AP story on DC Promise Neighborhood initiative in Kenilworth-Parkside neighborhood
The Promise Neighborhood initiative is a federal government program, based on the Harlem Children's Zone extending the HCZ focus on social improvement of families and integration of services, targeting economically depressed areas for revitalization. Communities apply for designation, which comes with some federal monies. The presumption is that more monies will be raised locally to complement the federal funds.
There are dozens of these projects across the country.
Even though they have the integrated approach, my sense is that there isn't enough money, and real integration of programs and services at the local level necessary to achieve "the promise" of the approach.
CHARLES DHARAPAK / ASSOCIATED PRESS. Residents walk to the heavily gated and high-priced Kenilworth Market, the closest place to buy groceries after the D.C. neighborhood’s supermarket closed after the 1968 riots.
The Associated Press article "Tackling poverty: Neighborhood tries new tack," ran in the Fredericksburg Free Lance Star and discusses the program in the Kenilworth-Parkside area of DC.
The Chronicle of Philanthropy ran this piece, "Against Tough Odds, a Promise Neighborhood DC Gears Up," when the program first launched in 2011.
The piece mentions that a key element of the program (an idea I've suggested for about 25 years), assigning client workers to a set of families to work with them specifically to reverse their impoverished situations, hasn't started yet, even though the DC iteration is more than 3 years old.
It also discusses how the neighborhood was the site of a Reagan Administration era program focused on privatization of public housing which ended up not working out See the Washington City Paper article circa 1995, "Last Year's Model: Republicans Promised That Kenilworth-Parkside Would Revolutionize Public Housing. They Were Wrong."
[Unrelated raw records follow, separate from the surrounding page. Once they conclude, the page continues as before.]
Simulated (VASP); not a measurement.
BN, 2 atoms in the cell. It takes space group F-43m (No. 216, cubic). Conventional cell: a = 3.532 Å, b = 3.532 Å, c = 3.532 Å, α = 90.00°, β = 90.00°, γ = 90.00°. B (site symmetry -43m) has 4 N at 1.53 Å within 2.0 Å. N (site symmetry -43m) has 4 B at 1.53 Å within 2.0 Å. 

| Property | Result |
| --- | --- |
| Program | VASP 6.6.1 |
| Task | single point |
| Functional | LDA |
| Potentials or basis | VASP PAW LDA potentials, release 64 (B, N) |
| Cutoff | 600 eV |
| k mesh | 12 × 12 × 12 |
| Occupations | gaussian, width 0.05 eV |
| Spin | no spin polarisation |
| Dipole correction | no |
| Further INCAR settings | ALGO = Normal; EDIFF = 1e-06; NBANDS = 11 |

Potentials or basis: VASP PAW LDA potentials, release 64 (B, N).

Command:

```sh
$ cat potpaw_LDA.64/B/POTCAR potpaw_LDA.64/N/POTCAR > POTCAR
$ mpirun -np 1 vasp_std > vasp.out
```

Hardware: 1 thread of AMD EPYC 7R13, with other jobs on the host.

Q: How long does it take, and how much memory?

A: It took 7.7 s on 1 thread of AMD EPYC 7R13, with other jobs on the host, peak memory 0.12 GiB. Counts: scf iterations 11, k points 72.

The AP article mentions that the recreation center was demolished a few years ago as part of a project to build a new one, but didn't mention that the city failed to clarify and run their plans past the National Park Service, which owns the land where the recreation center "was" and apparently various wetland and other issues meant that a permit for straight up reconstruction was not in the cards.
... Hopefully, we won't be reading articles about this program similar to those about the Jack Kemp initiatives. But we probably will, because it isn't only the money that is an issue in interdicting poverty.
Getting communities and government agencies to collaborate and/or change how they operate and what they do on the scale necessary to bring about substantive change is very very difficult.
The Promise Neighborhoods initiative is a step forward, but my sense is that equal to the grant money, technical assistance needs to be provided on an ongoing basis to the various agencies with regard to change management and truly changing organizational funcdtioning in order to bring about the desired outcomes.
Note that the Neighborhood Centers Inc. model operating in Houston-Harris County is another example of wider scale integrated social and human services programs focused on neighborhood-family social and economic improvement. It's discussed in a couple books by the Brookings Institution, including Metropolitan Revolutions, and is covered in my review of the book.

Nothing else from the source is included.